As companies grow, so do expectations, and XPO Logistics is not taking its newfound status as the largest logistics company in North America for granted.
After a string of high-profile acquisitions pushed XPO to the top of the Transport Topics Logistics 50 list in 2017, the company kept its No. 1 ranking this year by growing its business organically and by effectively cross-selling transportation and logistics services to shippers. (See the 2018 Logistics 50 list here.)
The ranking of third-party logistics companies is based on net revenue, which is total revenue minus the cost of purchased transportation. Logistics services include primarily freight brokerage, warehousing and distribution, dedicated contract carriage and air and ocean freight forwarding.
2018 Sector Rankings
While more acquisitions are likely on the horizon for XPO, the company also is laying down a marker for logistics companies in terms of investing in technology and nurturing a culture of innovation in its workforce.
XPO spends more than $450 million a year on technology and employs more than 1,700 technology professionals, including 100 data scientists, to develop new ways of working with a focus on automation, shipment visibility and digital commerce.
Other companies are also using their size and financial resources to enhance service capabilities.
At DHL Supply Chain (No. 3), efforts are focused on providing customers with end-to-end visibility of shipments from the warehouse to final delivery. The company is using augmented reality glasses and robotics in its distribution operations. In March, the company launched Parcel Metro to provide same-day and next-day delivery of goods purchased online using a “virtual network” of local and regional vendors and crowd-sourced drivers and vehicles.
Prior to XPO’s rise to No. 1, DHL and UPS Supply Chain Solutions had traded places at the top of the Top 50 list since the first list was compiled in 2002. UPS moved up to No. 2 this year, with freight brokerage giant C.H. Robinson Worldwide and Seattle-based freight forwarder Expeditors International of Washington rounding out the top five positions.
In March, FedEx Corp. (No. 8) combined several of its logistics-oriented business units to operate under FedEx Trade Networks. The new business will offer warehousing and service parts distribution, freight brokerage, expedited shipping, cross-border services, freight forwarding and supply chain consulting and is headed by Richard Smith, the son of FedEx founder Fred Smith.
Americold Logistics (No. 9) is listed as a publicly traded company this year, a move that company executives attribute, in part, to the need to respond to market changes brought on by a shift toward e-commerce and the need for faster delivery service.
Several companies that specialize in e-commerce fulfillment are represented on the Top 50 list again this year. They include Radial (No. 14), which was acquired by the Belgian postal operator Bpost in November, Ingram Micro Commerce & Lifecycle Services (No. 24) and one company that is making its first appearance on the list:
Visible Supply Chain Management (No. 44), based in Salt Lake City, specializes in parcel shipping and fulfillment. With the acquisition of IntegraCore in October, the company boosted its annual package shipping volume from 55 million to 80 million.

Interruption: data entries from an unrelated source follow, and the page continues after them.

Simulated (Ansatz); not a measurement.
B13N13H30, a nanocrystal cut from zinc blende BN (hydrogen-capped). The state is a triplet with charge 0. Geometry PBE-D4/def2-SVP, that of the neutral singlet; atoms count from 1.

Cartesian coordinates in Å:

Another company making the Top 50 this year is Averitt Express (No. 48), a regional less-than-truckload carrier that is using its network to provide a wide range of logistics services.
Two companies that appeared on the Top 50 last year are not listed in 2018. One is Estenson Logistics (No. 46 in 2017), a dedicated contract carrier, that was acquired by Hub Group in July. Swift Transportation (No. 15 in 2017) is not listed because relevant data on its dedicated and intermodal operations was not available. Swift merged with truckload carrier Knight Transportation to form Knight-Swift Transportation in September.